Average value of f(x,y) = xy in quarter circle x^2 + y^2 < 1 in Q1.

[VinnyCee]

Here is the problem:

Find the average value of $$f\left(x, y\right) = x\;y$$ for the quarter circle $$x^2 + y^2 \le 1$$ in the first quadrant.

Here is what I have:

Average value equation is $$\frac{1}{Area\;of\;R} \iint_{R} f\left(x, y\right) dA$$

$$f\left(x, y\right) = x\;y = \left(r\;\cos\theta\right)\left(r\;\sin\theta\right)$$

The area of one quarter of a unti circle is $$\frac{\pi}{4}$$, right?

$$Average = \frac{4}{\pi}\;\int_{0}^{\frac{\pi}{2}}\int_{0}^{1}\;\left(r\;\cos\theta\right)\left(r\;\sin\theta\right)\;r\;dr\;d\theta = \frac{1}{2\pi}$$

Is this correct?

 

[Theelectricchild]

Absolutely, and good job remembering the jacobian in polar coordinates.

 

[VinnyCee]

Thank you

Many thanks. I will probably be checking a few others before I am through.

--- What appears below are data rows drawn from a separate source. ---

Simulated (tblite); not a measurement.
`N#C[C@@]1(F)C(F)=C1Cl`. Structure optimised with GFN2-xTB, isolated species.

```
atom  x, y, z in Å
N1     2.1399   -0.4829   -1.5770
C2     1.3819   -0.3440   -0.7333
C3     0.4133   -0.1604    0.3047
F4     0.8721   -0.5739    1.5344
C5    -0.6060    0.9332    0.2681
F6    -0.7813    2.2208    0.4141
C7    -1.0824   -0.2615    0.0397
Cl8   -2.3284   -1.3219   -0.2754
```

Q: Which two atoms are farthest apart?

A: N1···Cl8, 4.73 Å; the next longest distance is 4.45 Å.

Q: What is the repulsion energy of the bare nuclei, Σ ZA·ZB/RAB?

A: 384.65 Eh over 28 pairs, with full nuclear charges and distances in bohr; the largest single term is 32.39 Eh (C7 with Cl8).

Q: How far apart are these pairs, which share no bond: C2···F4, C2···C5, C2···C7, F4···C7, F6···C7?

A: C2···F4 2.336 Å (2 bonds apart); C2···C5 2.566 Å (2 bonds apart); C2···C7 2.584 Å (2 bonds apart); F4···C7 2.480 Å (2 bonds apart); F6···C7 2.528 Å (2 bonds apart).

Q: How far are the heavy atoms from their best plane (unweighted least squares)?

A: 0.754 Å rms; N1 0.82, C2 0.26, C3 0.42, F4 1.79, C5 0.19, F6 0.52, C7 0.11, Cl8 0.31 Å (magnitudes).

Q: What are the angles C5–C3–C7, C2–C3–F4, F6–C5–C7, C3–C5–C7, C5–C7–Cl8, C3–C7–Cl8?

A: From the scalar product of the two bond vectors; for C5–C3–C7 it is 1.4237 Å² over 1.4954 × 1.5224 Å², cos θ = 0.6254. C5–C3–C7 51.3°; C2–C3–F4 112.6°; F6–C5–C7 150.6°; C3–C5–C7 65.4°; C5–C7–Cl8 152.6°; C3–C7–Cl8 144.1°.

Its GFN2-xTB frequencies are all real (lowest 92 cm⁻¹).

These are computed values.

I wonder if I should make a thread for "Check my Calculus Answers Please" and put them all in there or something? On the other hand, I think that individually posting each problem gets quicker results and is easier to search (i guess).

 

[Theelectricchild]

In order to get useful feedback and responses, it's best to title your threads appropriately--- putting something like "check my work..." generally isn't too appealing, so you're probably right--- that is, make threads that are individual for a specific problem, with the statement and reasoning placed in the first post.

You have been doing this but just so others know!